What is Cluster Analysis and Hierarchical Clustering | Realcode4you
- realcode4you
- Apr 7
- 4 min read
Cluster Analysis
What is it and why is it important?
Cluster analysis is a set of exploratory techniques (i.e. unsupervised) that searches multivariate data for a structure of “natural” groupings.
Grouping can be achieved through various measures of distances, which are then used to define similarities (or dissimilarities) among the identified groups.
These groupings can provide informal assessments of dimensionality, multivariate outliers and suggest possible hypothesis concerning their associations.
In cluster analysis, grouping of samples or individuals is typically the focus, however grouping of variables is also valued.
The number of groups (clusters) is arbitrary and there is no “standard” approach in defining these them.
In most practice applications, it relies on the expertise of the researcher on the subject at hand and the purpose of the investigation.
We can also assess the groupings visually with dendrograms and heatmaps.
There are also measures that can be used to assess the overall cluster structure.
The choice of closeness measure will also have an impact.
Distance Matrix
Public utility data of 22 U.S. companies (taken from Johnson and Wichern, 1992)

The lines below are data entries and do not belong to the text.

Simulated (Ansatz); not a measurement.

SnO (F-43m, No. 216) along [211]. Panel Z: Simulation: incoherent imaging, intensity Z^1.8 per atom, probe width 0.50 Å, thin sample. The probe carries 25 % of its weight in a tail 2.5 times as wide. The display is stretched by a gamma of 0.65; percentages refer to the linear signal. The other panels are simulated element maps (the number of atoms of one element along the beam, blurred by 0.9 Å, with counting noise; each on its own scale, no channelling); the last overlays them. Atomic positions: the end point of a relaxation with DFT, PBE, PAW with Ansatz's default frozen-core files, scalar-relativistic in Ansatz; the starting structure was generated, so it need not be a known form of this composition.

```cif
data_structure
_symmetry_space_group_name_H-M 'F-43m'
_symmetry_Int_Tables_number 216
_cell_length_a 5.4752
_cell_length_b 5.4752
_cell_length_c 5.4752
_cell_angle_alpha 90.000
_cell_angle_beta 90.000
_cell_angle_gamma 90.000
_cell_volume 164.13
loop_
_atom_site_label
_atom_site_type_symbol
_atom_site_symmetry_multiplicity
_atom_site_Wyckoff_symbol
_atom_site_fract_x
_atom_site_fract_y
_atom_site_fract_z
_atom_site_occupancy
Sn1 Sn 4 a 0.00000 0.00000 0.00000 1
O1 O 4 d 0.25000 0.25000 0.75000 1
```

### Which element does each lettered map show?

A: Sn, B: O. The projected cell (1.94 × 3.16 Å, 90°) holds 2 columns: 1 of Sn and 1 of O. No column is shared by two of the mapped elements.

Euclidean distance matrix on the standardised data

Visualisation of distance matrix through shading of classes.
Hierarchical Clustering
Hierarchical clustering (HC) aims to create cluster hierarchy, which is commonly displayed in a tree diagram called dendrogram.
A dendrogram illustrates where clustering occurred at each step of the process.
HC can be performed on both the individuals (samples) and variables.
There are two main types of HC:
- Agglomerative HC (also known as Agglomerative Nesting; AGNES)
- Divisive HC (also known as Divisive Analysis; DIANA)

Agglomerative Hierarchical Clustering
Agglomerative hierarchical clustering (AHC) takes a bottom-up approach in grouping the objects (individuals or variables).
AHC Procedure:
1) Each object begins as its own cluster, i.e. N objects =N clusters.
2) Create the distance/similarity matrix among the N clusters.
3) The most similar objects are grouped or merged according to the distance/similarity matrix to form a new cluster.
4) Create a new distance/similarity matrix based on the new cluster, and the remaining clusters.
5) Repeat steps 3) and 4) until all clusters are fused into one.
AHC makes clustering decisions based on local patterns without accounting for global distribution.
Divisive Hierarchical Clustering
Divisive hierarchical clustering (DHC) works in the opposite direction and take a top-down approach and divides the objects (individual or variables) into smaller subgroups or clusters.
DHC Procedure:
1) Start with a single cluster consisting of all N objects.
2) The single cluster is divided into two smaller clusters in such a way that 1st cluster is most dissimilar to the 2nd cluster according to some distance/similarity.
3) Each of these two smaller clusters are then further divided into dissimilar group.
4) The process repeats itself until each object is its own cluster.
DHC makes clustering decisions based on global information

Linkage Methods
The next question is: How do we measure similarity/dissimilarity between clusters of observations?
This is important in the process of merging or dividing clusters.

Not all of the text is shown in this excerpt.